Why do we need no_grad before updating a tensor but when not when updating .data?

xlnwel · August 11, 2018, 12:40pm

I’m new to pytorch. I see some code which always calls .data to indirectly update a tensor, an example is
the moving average for the target network in DQN

target_param.data.copy_(tau*local_param.data + (1.0-tau)*target_param.data)

but I also notice that some code directly update tensor in with torch.no_grad(), such as update weights in network

with torch.no_grad():
    w -= w.grad

What’s the difference between these two different update methods for tensor?

ptrblck · August 11, 2018, 12:47pm

If you use .data autograd doesn’t track these changes and you might end up with wrong gradients, as you are modifying the underlying data.
If you want to update a parameter like weight, you should use the new with torch.no_grad() op, as it’s generally not advised to use .data.

xlnwel · August 12, 2018, 8:43am

Based on what you said, it seems that .data is the same as the tensor itself. I want to know whether it is necessary to use .data anymore since pytorch 4.0 has deprecated variable?

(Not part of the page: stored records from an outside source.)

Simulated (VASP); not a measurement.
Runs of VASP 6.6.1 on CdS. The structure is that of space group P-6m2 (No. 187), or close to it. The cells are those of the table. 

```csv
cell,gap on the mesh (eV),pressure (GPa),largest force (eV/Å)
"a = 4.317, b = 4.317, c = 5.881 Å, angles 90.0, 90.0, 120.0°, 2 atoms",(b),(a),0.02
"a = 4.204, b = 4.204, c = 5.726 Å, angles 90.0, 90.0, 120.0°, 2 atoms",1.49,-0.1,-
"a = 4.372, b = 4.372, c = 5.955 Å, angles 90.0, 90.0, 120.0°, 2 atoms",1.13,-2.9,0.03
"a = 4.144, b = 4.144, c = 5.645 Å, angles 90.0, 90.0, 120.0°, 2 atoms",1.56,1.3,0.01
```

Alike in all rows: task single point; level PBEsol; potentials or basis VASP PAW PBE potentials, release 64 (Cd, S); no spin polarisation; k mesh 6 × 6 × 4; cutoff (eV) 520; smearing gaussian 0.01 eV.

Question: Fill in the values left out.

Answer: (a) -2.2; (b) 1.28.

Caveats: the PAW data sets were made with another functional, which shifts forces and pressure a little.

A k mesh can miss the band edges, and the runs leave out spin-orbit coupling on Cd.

ptrblck · August 12, 2018, 11:44am

I wouldn’t use .data unless it’s really necessary and I know exactly, what I’m doing.
Most use cases will work just fine using torch.no_grad().

xlnwel · August 15, 2018, 12:49am

Thanks, I just want to make sure. Does it mean that I could use torch.no_grad() instead in my first example? i.e.

with torch.no_grad():
    target_param = tau*local_param + (1-tau)*target_param